This directory contains the Terraform code to spawn a Google Cloud project with all the necessary infrastructure and configuration required for running the GenAI & ML inference solution guide.
These deployment scripts are part of the Dataflow Gen AI & ML solution guide.
The scripts will create the following resources
Resource | Name | Description |
---|---|---|
Project | Set by user | Optional, you may reuse an existing project. If the project is created by Terraform, it will enable the APIs for Cloud Build, Dataflow, Monitoring, Pub/Sub, Dataflow Autoscaling, and Artifact Registry |
Docker registry | dataflow-containers |
An Artifact Registry Docker repo for the custom Dataflow container used in the pipeline. The Cloud Build service agent is granted admin role in this repository. The Dataflow service account is granted reader role. By default, only the 3 latest versions of each image are kept in the repo. |
Bucket | Same as project id | Using the standard storage class, this is a regional bucket in the region specified by the user. |
Pub/Sub topic | messages |
The input Pub/Sub topic for the sample pipeline. |
Pub/Sub topic | predictions |
The output Pub/Sub topic for the sample pipeline. |
Pub/Sub subscription | messages-sub |
The subscription to the messages topic that is actually used by the Dataflow pipeline. |
Pub/Sub subscription | predictions-sub |
The subscription to the predictions topic, useful to visualize the messages produced by the pipeline. |
Service account | my-dataflow-sa |
Dataflow worker servive account. It has storage admin, Dataflow worker, metrics writer and Pub/Sub editor roles assigned at project level. |
VPC network | dataflow-net |
If the project is created from scratch, the default network is removed and this network is re-created with a single regional sub-network. |
Cloud NAT | dataflow-nat |
Cloud NAT in the region specified by the user, in case the Dataflow workers need to reach the Internet. This is not necessary for the sample pipeline provided. |
Firewall rules | Several rules | Ingress and egress rules to remove unnecessary traffic, and to ensure the traffice required by Dataflow. If you want to access a VM using SSH, apply the network tag ssh to that instance. Same for http-server and for https-server |
This deployment accepts the following configuration variables:
Variable | Type | Description |
---|---|---|
billing_account |
string |
Optional. Billing account to be used if the project is created from scratch. |
organization |
string |
Optional. Organization (or folder) number, where the project will be created. Only required if you are creating the project from scratch. Use the format organizations/XXXXXXX or folder/XXXXXXXX . |
project_create |
boolean |
Set to false to reuse an existing project. Or to true to create a new project from scratch. |
project_id |
string |
Project Id. |
region |
string |
Region to be used for all the resources. The VPC will contain only a single sub-network in this region. |
destroy_all_resources |
bool |
Optional. Default true. Destroy buckets and the Spanner instance with tf destroy . |
network-prefix |
string |
Optional. Default "dataflow". Add a prefix to the network net, subnet, NAT |
The default values of all the optional configuration variables are set for development projects.

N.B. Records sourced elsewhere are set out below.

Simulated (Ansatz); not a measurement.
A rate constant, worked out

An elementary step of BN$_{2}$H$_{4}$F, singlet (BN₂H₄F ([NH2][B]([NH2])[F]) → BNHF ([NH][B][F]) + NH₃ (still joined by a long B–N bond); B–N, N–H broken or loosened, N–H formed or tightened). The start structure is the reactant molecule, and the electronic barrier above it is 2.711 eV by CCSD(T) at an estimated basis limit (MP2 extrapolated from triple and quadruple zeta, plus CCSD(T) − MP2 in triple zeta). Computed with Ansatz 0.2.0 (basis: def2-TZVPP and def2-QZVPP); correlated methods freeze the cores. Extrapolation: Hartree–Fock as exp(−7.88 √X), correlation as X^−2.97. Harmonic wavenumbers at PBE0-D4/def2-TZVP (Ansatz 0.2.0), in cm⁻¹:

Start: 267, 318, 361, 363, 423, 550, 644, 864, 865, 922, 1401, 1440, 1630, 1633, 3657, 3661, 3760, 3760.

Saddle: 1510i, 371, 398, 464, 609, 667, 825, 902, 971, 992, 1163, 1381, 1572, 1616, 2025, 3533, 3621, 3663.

For a production project, you should change destroy_all_resources
to false.
- Set the configuration variables:
- Create a file named
terraform.tfvars
in the current directory. - Add the following configuration variables to the file, replacing the values with your own:
billing_account = "YOUR_BILLING_ACCOUNT" organization = "YOUR_ORGANIZATION_ID" project_create = true/false project_id = "YOUR_PROJECT_ID" region = "YOUR_REGION"
- If this is a production deployment, make sure you change also the optional variables.
- Create a file named
- Initialize Terraform:
- Run the following command to initialize Terraform:
terraform init
- Run the following command to initialize Terraform:
- Apply the configuration:
- Run the following command to apply the Terraform configuration:
terraform apply
- Run the following command to apply the Terraform configuration:
- Wait for the deployment to complete:
- Terraform will output the status of the deployment. Wait for it to complete successfully.
- Access the deployed resources: You are now ready to launch the sample pipeline in this solution guide.
The setup will be continuously consuming as this is a streaming architecture, running without stop.
BEWARE: THE COMMAND BELOW WILL DESTROY AND REMOVE ALL THE RESOURCES.
To destroy and stop all the resources, run:
terraform destroy